WINCHESTER City Council clocked up millions of pounds in profit from parking charges last year – a record high.

Figures have revealed that the authority raised £4.7million - the highest profit since comparable records began in 2008-09.

An AA spokesperson said the numbers showed councils see drivers as "wallets on wheels"

All the profit made by the council last year came from off-street parking, such as local authority-run car parks.

But the numbers from the Ministry of Housing, Communities and Local Government cost the authority £246,000.

Jack Cousens, head of roads policy for the AA, said: “When it comes to parking charges, many councils see drivers as wallets on wheels.

“At a time when budgets are stretched, raking in parking fees seems to be a tool used to try and fill the councils’ coffers.

“Some of the incomes are eyewatering, so drivers want to see that cash reinvested in local roads to eliminate potholes and poor road markings.”
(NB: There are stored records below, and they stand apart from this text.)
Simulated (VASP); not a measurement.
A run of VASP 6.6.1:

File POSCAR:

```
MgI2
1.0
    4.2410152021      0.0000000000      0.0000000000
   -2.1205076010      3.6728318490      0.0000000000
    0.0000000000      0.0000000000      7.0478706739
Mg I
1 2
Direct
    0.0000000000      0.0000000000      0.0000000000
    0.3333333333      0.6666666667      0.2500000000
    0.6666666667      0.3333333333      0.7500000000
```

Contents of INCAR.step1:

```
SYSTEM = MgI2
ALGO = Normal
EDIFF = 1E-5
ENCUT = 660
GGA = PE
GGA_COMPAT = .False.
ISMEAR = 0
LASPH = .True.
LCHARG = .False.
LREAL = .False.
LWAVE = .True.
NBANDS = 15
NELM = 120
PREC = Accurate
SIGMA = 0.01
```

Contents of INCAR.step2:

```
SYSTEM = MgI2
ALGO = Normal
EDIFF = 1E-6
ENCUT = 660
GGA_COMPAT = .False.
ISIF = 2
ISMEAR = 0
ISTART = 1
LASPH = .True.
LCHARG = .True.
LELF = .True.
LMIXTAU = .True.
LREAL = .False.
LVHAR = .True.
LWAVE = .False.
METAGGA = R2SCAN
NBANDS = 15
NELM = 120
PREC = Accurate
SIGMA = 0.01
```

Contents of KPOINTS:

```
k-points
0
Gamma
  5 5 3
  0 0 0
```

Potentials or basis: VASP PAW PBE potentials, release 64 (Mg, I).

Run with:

The rise in profits from parking in Winchester reflects the trend across England, and echoes that of neighbouring authority such as Eastleigh profited by £1.5million, up 31 per cent on the previous year.

However, nearby Test Valley saw a drop into earning of 15 per cent, with a pay off of £1million and Southampton saw a drop of 12 per cent, making £6million.

David Renard, transport spokesman for the Local Government Association, said councils were on the side of motorists and shoppers, and that parking policies aim to make sure there are spaces available for residents, high streets are kept vibrant and traffic is kept moving.

He added: “Any income raised through on-street parking charges and fines is spent on running parking services, and any surplus is only spent on essential transport projects, such as filling potholes, supporting concessionary bus fares to help reduce congestion and other local transport projects that benefit high streets and local economies.”

A spokesperson for Winchester City Council said: “Parking income helps to fund the cost of car park operations. The council is also investing in measures to address traffic congestion, cut carbon emissions and improve air quality, which includes upgrades to city car parks, installing electric vehicle charging, extending park and ride and works that contribute to longer term plans for travel and transport.
“This will be further supported by a new parking management strategy that will be published later this year.”